Thanks for the quick reply.

Please look in-line for my replies.

Regards,
Logeswari.

-----Original Message-----
From: Steve Grubb [mailto:sgrubb@redhat.com] 
Sent: Wednesday, January 28, 2015 8:46 PM
To: linux-audit@redhat.com
Cc: Viswanath, Logeswari P (MCOU OSTL)
Subject: Re: Linux audit performance impact

Hello,

On Wednesday, January 28, 2015 02:57:58 PM Viswanath, Logeswari P wrote:
> We want to know audit performance impact on RHEL and Suse linux to 
> help us evaluate linux audit as data source for our host based IDS. 
> When we ran our own performance test with a test audispd plugin, we 
> found if a system can perform 200000 open/close system calls per 
> second without auditing, system can perform only 3000 open/close 
> system calls auditing is enabled for open/close system call which is a 
> HUGE impact on the system performance. It would be great if anyone can help us answering the following questions.
> 
> 
> 1)      Is this performance impact expected? If yes, what is the reason
> behind it and can we fix it?

I'll leave this for the kernel guys to answer. That said, I think more detailed information might be helpful.

If auditd is not started and events go to syslog, does the performance change? 
To do this audit=1 on boot line and auditctl -R /etc/rules.d/your.rules

Logeswari=>System can perform 15000 open/close system calls per second which is better than earlier results.

what rules do you have loaded?

Logeswari=> # auditctl -l
LIST_RULES: exit,always syscall=open,close
 
What do you get when audit is enabled and no rules loaded?

Logeswari=> Impact is there but not major.

If you have other syscall rules loaded that are not open and openat or close, does the performance change? I suspect that if you trigger a rule, you are thrown onto the slow path. Open is perhaps the most lengthy because of multiple auxiliary records and path resolution. But we need data to tell.

Logeswari=> Yes, there is an major impact. I enabled write system call and this rule is first in the set of rules along with open/close.

That said, I know that the kernel audit path changed a couple years ago so it might be worthwhile to test against an old kernel to see if the change has affected performance.

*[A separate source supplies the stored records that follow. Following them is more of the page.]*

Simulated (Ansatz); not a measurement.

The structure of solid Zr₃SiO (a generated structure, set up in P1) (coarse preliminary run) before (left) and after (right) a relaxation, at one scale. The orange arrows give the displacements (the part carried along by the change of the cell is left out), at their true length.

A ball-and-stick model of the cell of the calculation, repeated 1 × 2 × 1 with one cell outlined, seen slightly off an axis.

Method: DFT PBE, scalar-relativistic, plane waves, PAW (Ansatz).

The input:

Logeswari=> We tested with kernel 2.6.32. Should we test with old/new kernel?

-Steve

> 2)      Have anyone done any benchmarking for performance impact? If yes,
> can you please share the numbers and also the steps/programs used the 
> run the same.
> 
> 3)      Help us validating the performance test we have done in our test
> setup using the steps mentioned along with the results attached.
> 
> Attached test program (loader.c) to invoke open and close system calls.
> Attached idskerndsp is the audispd plugin program.
> We used time command to determine how much time the system took to 
> complete
> 50000 open/close system calls without (results attached 
> Without-auditing) and with auditing enabled on the system 
> (With-auditing-NOLOG-audispd-plugin
> and With-auditing-RAW)
> 
> System details:
> 
> 1 CPU machine
> 
> OS Version
> RHEL 6.5
> 
> Kernel Version
> uname -r
> 2.6.32-431.el6.x86_64
> 
> Note: auditd was occupying 35% of CPU and was sleeping for most of the 
> time whereas kauditd was occupying 20% of the CPU.
> 
> Thanks & Regards,
> Logeswari.

^ permalink raw reply

* RE: Linux audit performance impact
From: Viswanath, Logeswari P (MCOU OSTL) @ 2015-01-28 15:53 UTC (permalink / raw)
  To: Satish Chandra Kilaru; +Cc: linux-audit@redhat.com
In-Reply-To: <CAAnai+W5WWJ1n=s1ojODH92AeU81jR44fqNHLz+d2zyyHkjG=A@mail.gmail.com>


[-- Attachment #1.1: Type: text/plain, Size: 2287 bytes --]

Thanks for the quick reply Satish.

From: Satish Chandra Kilaru [mailto:iam.kilaru@gmail.com]
Sent: Wednesday, January 28, 2015 8:49 PM
To: Viswanath, Logeswari P (MCOU OSTL)
Cc: linux-audit@redhat.com<mailto:linux-audit@redhat.com>
Subject: Re: Linux audit performance impact

Write your own program to receive audit events directly without using auditd...
That should be faster ....
Auditd will log the events to disk causing more I/o than u need...

On Wednesday, January 28, 2015, Viswanath, Logeswari P (MCOU OSTL) <logeswari.pv@hp.com<mailto:logeswari.pv@hp.com>> wrote:
Hi Steve,

I am Logeswari working for HP.

We want to know audit performance impact on RHEL and Suse linux to help us evaluate linux audit as data source for our host based IDS.
When we ran our own performance test with a test audispd plugin, we found if a system can perform 200000 open/close system calls per second without auditing, system can perform only 3000 open/close system calls auditing is enabled for open/close system call which is a HUGE impact on the system performance. It would be great if anyone can help us answering the following questions.


1)      Is this performance impact expected? If yes, what is the reason behind it and can we fix it?

2)      Have anyone done any benchmarking for performance impact? If yes, can you please share the numbers and also the steps/programs used the run the same.

3)      Help us validating the performance test we have done in our test setup using the steps mentioned along with the results attached.

Attached test program (loader.c) to invoke open and close system calls.
Attached idskerndsp is the audispd plugin program.
We used time command to determine how much time the system took to complete 50000 open/close system calls without (results attached Without-auditing) and with auditing enabled on the system (With-auditing-NOLOG-audispd-plugin and With-auditing-RAW)

System details:

1 CPU machine

OS Version
RHEL 6.5

Kernel Version
uname –r
2.6.32-431.el6.x86_64

Note: auditd was occupying 35% of CPU and was sleeping for most of the time whereas kauditd was occupying 20% of the CPU.

Thanks & Regards,
Logeswari.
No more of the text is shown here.